What Makes Hurricanes So Dangerous & Devastating?
Florida lawyers fighting insurance companies over your hurricane claim.
What makes hurricanes so devastating and dangerous? Most people’s immediate answer is the strength of the winds. While this may be the main reason for many deaths and much of the destruction, the days just before and after a Florida hurricane can be almost just as deadly.
Firstly let’s look at the different categories of Florida hurricanes and exactly what level of direct damage you can expect from them.
Category 1 Hurricanes
According to Weather.com, the website of The Weather Channel, a tropical storm becomes classified as a hurricane when it’s winds hit or exceed 74 mph. Hurricanes with winds of 74 to 95 mph are considered category 1 hurricanes. There are five categories of hurricanes, 1 through 5 with 1 being the least powerful. However a category one storm can still easily cause flooding and wind damage to trees, mobile homes and signs.
Category 2 Hurricanes
A category 2 Florida hurricane brings winds between 96 and 110 mph. This brings damage to roofs, windows, doors, blows down trees, floods marinas and can cut off low laying escape routes even 2 to 4 hours before landfall.
Category 3 Hurricanes
Considered to cause extensive damage with winds between 111 and 130 mph, category 3 hurricanes can destroy mobile homes, cause structural damage to small buildings even inland, flood terrain less than 5 feet under sea level 8 miles or more inland and can cut off escape routes 3 to 5 hours before landfall.
Category 4 Hurricanes
A category 4 hurricane calls for massive evacuation up to 6 miles inland. 131 to 155 mph winds cause extreme destruction, major flooding can be expected, structural damage to buildings can be expected with those closer to the coast at risk of complete destruction.
Category 5 Hurricanes
According to the National Hurricane Center the most dangerous level, category 5 hurricanes cause catastrophic damage, cause complete failure of roofs of both industrial and residential properties as well as complete demolition of structures and major flooding. Massive evacuations are required.
Hurricanes are known for their eye shape. One of the biggest dangers for Florida visitors and residents is miscalculating when a hurricane has passed. The initial stormy weather comes from the outer bands of a hurricane. The eye of the hurricane is actually a hole in the storm. Many confuse this with the storm being over when the worst of the hurricane can still be to follow. This has caught many Florida residents off guard causing fatalities.

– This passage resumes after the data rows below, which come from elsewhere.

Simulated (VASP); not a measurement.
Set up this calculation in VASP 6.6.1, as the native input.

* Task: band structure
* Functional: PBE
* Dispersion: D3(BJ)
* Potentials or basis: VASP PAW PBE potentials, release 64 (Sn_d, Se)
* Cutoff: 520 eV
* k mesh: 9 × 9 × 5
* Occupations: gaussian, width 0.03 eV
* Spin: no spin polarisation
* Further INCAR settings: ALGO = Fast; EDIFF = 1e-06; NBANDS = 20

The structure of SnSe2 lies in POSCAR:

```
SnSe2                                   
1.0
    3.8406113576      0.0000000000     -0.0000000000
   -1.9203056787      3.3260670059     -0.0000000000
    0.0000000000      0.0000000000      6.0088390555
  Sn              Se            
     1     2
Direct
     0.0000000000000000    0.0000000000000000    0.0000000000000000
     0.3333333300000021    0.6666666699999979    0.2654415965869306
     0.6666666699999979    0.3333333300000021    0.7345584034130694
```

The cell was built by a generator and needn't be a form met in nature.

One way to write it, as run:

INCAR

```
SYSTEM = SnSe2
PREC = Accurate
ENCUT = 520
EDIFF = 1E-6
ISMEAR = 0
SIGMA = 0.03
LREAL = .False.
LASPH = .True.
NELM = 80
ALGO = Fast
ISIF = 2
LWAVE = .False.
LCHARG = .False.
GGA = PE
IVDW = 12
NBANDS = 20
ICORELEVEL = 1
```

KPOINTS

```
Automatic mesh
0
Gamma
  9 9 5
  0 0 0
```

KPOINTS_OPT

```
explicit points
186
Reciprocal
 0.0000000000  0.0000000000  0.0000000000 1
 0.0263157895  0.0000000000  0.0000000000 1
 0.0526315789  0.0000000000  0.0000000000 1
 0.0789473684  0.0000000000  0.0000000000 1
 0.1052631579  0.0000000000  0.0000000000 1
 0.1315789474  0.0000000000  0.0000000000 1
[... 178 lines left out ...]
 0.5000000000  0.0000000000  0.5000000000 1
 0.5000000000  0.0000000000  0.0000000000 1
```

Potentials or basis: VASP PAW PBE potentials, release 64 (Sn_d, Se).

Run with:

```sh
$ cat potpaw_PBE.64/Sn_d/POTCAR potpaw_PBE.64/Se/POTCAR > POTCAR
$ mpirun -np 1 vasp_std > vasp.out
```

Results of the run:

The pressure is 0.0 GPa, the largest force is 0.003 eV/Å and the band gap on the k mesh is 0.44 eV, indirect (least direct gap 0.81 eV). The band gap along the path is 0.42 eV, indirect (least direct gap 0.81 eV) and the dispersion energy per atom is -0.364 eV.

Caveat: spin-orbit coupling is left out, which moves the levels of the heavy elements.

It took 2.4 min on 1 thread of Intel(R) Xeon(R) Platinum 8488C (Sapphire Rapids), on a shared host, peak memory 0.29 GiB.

When you look at the actual numbers and causes of the deaths from hurricanes they are broken into being classified as either direct or indirectly related to the impact of the hurricane. When analysing the statistics you will find that only approximately 60 to 80% of the deaths are determined to be a direct result of the hurricane hitting according to the CDC. The other portion of deaths related to hurricanes that are considered indirect are comprised of violent crimes, carbon monoxide poisoning from generators and incidents like electrocution from downed wires as well as accidents when protecting homes.